The work of the German artist Andreas Bunte revolves around his interest in humanist social history related to the metropolitan, political and architectural environment. The byways of recent and contemporary history are analysed by Bunte as he reflects upon the relationship between the urban landscape and civic development, as well as between the history of architecture and social behaviour. Bunte is the initiator of a particular analytical procedure, one that is rigorous yet imaginative, and which blends together historical fact and fiction to create visionary narratives. His 16mm, mostly black and white films depict some of the most dramatic events of modern history. The true focus of his artistic research is in fact modernity itself, from the nineteenth century onwards, with its dual nature of redemptive utopia and impending catastrophe. Bunte thus offers a space-time journey through the centuries of late modernity, by means of his own work, which when viewed as a whole takes the shape of a phantasmagorical epic, stretching towards a scientific encyclopaedism and history of ideas as well as political record.
On the occasion of his first solo exhibition at the ar/ge Kust Galerie Museum in Bolzano, the artist presented his new film: Welt vor der Schwelle (World at the Threshold), which synthesizes many of the interesting points addressed by Bunte in his earlier works. The film revolves around the topic of German post-war religious architecture and owes its theoretical core to two books by the architect Rudolf Schwarz, Welt vor der Schwelle and Vom Bau der Kirche (1947). Shot in 16mm and conceived as a visual exploration of the three German churches of Pope John XXIII in Cologne (Josef Rikus, 1968), the Sanctuary in Neviges (Gottfried Boehm, 1966-68) and St. Anna in Dueren (Rudolf Schwarz, 1951-56), Bunte’s film examines the ideological features of religious architecture in Germany after the societal disaster of the Second World War. The three churches, fruits of the economic boom that swept the country from the mid-1950s onward, show a tendency towards a rigorous, uncompromising rationalism, allowing for a redefined relationship between man and the Divine as well as a reinterpreted role of the Church in a secularized society.
The film concentrates indeed on the intimate relationship binding individual and architecture, determined by the interaction between the place of worship itself and its perception by the senses of sight, hearing and touch. Shots focus on details of raw concrete constructions, the absence of ornamentation and the brutalist severity of the spaces and furnishings. The film transfigures architectural volume into an aesthetic reflection on the relationship between material form and spiritual use, public space and private devotion. In narrative terms, the work is conceived according to the standards of scientific demonstration, with a language designed to clarify phenomena which are otherwise complex and inaccessible to human perception.

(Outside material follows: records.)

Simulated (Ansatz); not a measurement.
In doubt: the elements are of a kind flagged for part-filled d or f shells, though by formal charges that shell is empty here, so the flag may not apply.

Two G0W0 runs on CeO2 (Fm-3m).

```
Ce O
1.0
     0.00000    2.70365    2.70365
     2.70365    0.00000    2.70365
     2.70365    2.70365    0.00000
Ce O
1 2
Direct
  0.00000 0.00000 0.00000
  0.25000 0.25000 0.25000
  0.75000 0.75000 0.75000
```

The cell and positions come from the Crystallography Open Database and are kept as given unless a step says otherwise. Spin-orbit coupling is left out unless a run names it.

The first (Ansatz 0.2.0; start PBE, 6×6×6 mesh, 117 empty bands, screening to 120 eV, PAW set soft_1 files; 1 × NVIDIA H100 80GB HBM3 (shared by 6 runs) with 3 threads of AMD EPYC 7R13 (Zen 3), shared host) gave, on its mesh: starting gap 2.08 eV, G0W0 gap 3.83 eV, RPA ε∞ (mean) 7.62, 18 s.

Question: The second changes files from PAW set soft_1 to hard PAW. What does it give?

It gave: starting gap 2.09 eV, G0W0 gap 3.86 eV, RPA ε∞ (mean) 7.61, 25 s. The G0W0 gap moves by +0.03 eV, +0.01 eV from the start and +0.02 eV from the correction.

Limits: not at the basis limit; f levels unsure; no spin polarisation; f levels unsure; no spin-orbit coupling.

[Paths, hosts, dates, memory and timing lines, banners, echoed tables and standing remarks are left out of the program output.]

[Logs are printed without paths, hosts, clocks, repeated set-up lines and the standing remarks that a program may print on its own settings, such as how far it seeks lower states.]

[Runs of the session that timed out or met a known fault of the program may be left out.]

In Welt vor der Schwelle, Bunte used tools of formal analysis which are typical of the genre of the scientific research film, such as slow motion, microscopic enlargements, animations, diagrams and commentary. He thus managed to confer a dual nature to the work: on the one hand, the clear logical suggests neutrality, while on the other hand, an underlying ideology adds a manipulative quality which leads the viewer towards a specific and intended interpretation of the facts.